October 16, 2003|Josh Friedman | Times Staff Writer

Getting a boost from the new bull market on Wall Street, online brokerage and lender E-Trade Financial Corp. said Wednesday that its third-quarter profit nearly tripled from a year earlier.

The Menlo Park, Calif., firm earned net income of $61 million, or 17 cents a share, up from $21 million, or 6 cents.

Revenue-producing trades surged 49% from a year earlier and 13% from the second quarter, to an average of about 132,000 a day.

"It looks like retail investors are back, and we're confident they are going to be here for a little while -- you can never say forever," E-Trade President R. Jarrett Lilien said.

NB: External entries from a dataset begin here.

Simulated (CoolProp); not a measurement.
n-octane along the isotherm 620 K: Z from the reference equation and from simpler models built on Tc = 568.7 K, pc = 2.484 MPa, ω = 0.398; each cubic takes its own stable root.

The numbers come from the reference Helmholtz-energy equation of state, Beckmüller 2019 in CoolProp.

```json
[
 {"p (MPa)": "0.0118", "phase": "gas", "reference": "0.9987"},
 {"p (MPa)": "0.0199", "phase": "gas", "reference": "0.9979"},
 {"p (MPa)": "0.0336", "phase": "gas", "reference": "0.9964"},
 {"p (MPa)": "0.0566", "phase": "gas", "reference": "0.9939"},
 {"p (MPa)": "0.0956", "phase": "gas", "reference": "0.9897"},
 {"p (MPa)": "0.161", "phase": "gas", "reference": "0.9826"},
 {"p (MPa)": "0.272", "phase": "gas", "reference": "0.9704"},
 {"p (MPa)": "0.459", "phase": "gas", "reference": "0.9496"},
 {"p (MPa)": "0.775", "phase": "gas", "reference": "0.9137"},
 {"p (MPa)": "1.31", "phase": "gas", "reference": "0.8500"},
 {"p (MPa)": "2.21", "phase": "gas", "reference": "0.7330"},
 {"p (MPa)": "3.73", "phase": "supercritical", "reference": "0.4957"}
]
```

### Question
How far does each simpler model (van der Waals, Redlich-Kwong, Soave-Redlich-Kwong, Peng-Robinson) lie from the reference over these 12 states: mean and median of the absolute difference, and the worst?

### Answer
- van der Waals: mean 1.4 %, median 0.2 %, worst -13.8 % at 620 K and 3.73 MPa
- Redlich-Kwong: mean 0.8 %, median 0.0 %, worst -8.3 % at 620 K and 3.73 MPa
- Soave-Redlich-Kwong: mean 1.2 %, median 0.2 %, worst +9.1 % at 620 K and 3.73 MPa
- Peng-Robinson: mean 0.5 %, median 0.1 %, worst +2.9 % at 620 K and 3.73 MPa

Lilien said he didn't see the trading increase as a sign of a "speculative top" in the market, a prospect raised by some analysts. E-Trade customers "are investing responsibly," he said.

Investors are selling stocks and taking profits about as often as they are buying, Lilien said. He characterized as modest customers' increase in the use of borrowed funds, or "margin," to buy stocks. Total E-Trade margin debt outstanding was up 43% on Sept. 30 from a year earlier.

Trading in generally speculative Bulletin Board stocks, relative to all trades, was up about 4% from a year earlier.

The market rebound has given E-Trade investors bigger portfolios to work with: Its brokerage client assets were up 61% from a year ago, to $60.3 billion.

The robust housing market and low interest rates also aided E-Trade's latest results as mortgage loan originations climbed 33% to $1.4 billion in the quarter.

E-Trade raised profit guidance for all of 2003 to 40 to 48 cents a share, compared with a previous range of 22 to 27 cents.

E-Trade's shares, up 129% year to date, rose 5 cents to close at $11.13 on the New York Stock Exchange before the company issued its earnings report.